September 02, 2025

Early Lease Terminations: Understanding and Managing Avoidance Risks

Share

When faced with a financially distressed tenant, an early lease termination agreement can be an effective means for a landlord to resolve the uncertainty created by its tenant’s financial distress and to mitigate potential economic losses. Such agreement typically provides that, in exchange for the tenant making a final payment to the landlord, vacating the leased premises, and surrendering possession, the landlord agrees to an earlier expiration of the lease term and to release the tenant from having any further rent or other payment obligations. Nevertheless, the benefits of an early lease termination agreement should be carefully weighed against the potential downside avoidance risks that could arise if the distressed tenant becomes the subject of a bankruptcy proceeding. As part of determining whether and on what terms to enter into an early lease termination agreement, a landlord should be aware of the theoretical risks that sections 547 and 548 of the Bankruptcy Code present and whether any final payment consideration could become the subject of avoidance claims and litigation in a subsequent bankruptcy case involving the tenant.

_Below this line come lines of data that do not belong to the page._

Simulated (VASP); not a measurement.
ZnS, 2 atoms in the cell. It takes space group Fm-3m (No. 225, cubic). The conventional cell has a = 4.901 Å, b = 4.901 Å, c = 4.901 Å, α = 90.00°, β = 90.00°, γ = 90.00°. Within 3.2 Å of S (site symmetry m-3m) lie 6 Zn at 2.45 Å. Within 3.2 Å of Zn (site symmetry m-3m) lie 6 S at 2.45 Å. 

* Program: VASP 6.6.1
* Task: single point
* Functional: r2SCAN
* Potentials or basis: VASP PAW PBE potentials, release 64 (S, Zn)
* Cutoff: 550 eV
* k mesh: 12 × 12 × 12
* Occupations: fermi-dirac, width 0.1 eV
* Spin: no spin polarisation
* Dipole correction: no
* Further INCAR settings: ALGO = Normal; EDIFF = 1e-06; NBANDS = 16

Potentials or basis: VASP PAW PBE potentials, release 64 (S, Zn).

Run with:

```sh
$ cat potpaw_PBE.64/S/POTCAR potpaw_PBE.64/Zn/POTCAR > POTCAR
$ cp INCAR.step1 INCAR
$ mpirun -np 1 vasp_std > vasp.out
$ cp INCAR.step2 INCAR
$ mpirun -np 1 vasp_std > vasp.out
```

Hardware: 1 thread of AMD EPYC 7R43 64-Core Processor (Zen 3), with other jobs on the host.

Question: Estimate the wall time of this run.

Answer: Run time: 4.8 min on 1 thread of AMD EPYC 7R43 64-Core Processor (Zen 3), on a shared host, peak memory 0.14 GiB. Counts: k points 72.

Under section 547(b) of the Bankruptcy Code, a bankruptcy court may avoid a “preferential” transfer made: (1) to or for the benefit of a creditor; (2) on account of an antecedent debt owed by the debtor; (3) while the debtor was insolvent; (4) either within 90 days before the filing date of the petition or within one year before the filing date of the petition, if such creditor at the time of such transfer was an insider of the debtor; and (5) that enables such creditor to receive more than it would receive in a hypothetical Chapter 7 liquidation case. Likewise, under section 548(a)(1)(B) of the Bankruptcy Code, a “fraudulent transfer” of any interest of the debtor in property it owns (such as a leasehold interest or cash) that occurs within two years before the filing date of the petition, may be avoided if the debtor received less than reasonably equivalent value in exchange for such transfer, and the debtor was insolvent at the time of the transfer or became insolvent as a result thereof.1 Although there is limited case law addressing whether and how a prepetition early lease termination agreement can give rise to a potentially viable preferential or fraudulent transfer claim, it is important to be aware of the authority that does exist not only to understand the bankruptcy venues in which such authority is controlling precedent, but also because the relevant fact patterns and judicial findings can be used to develop strategies for minimizing, if not eliminating, such avoidance risks, regardless of bankruptcy venue.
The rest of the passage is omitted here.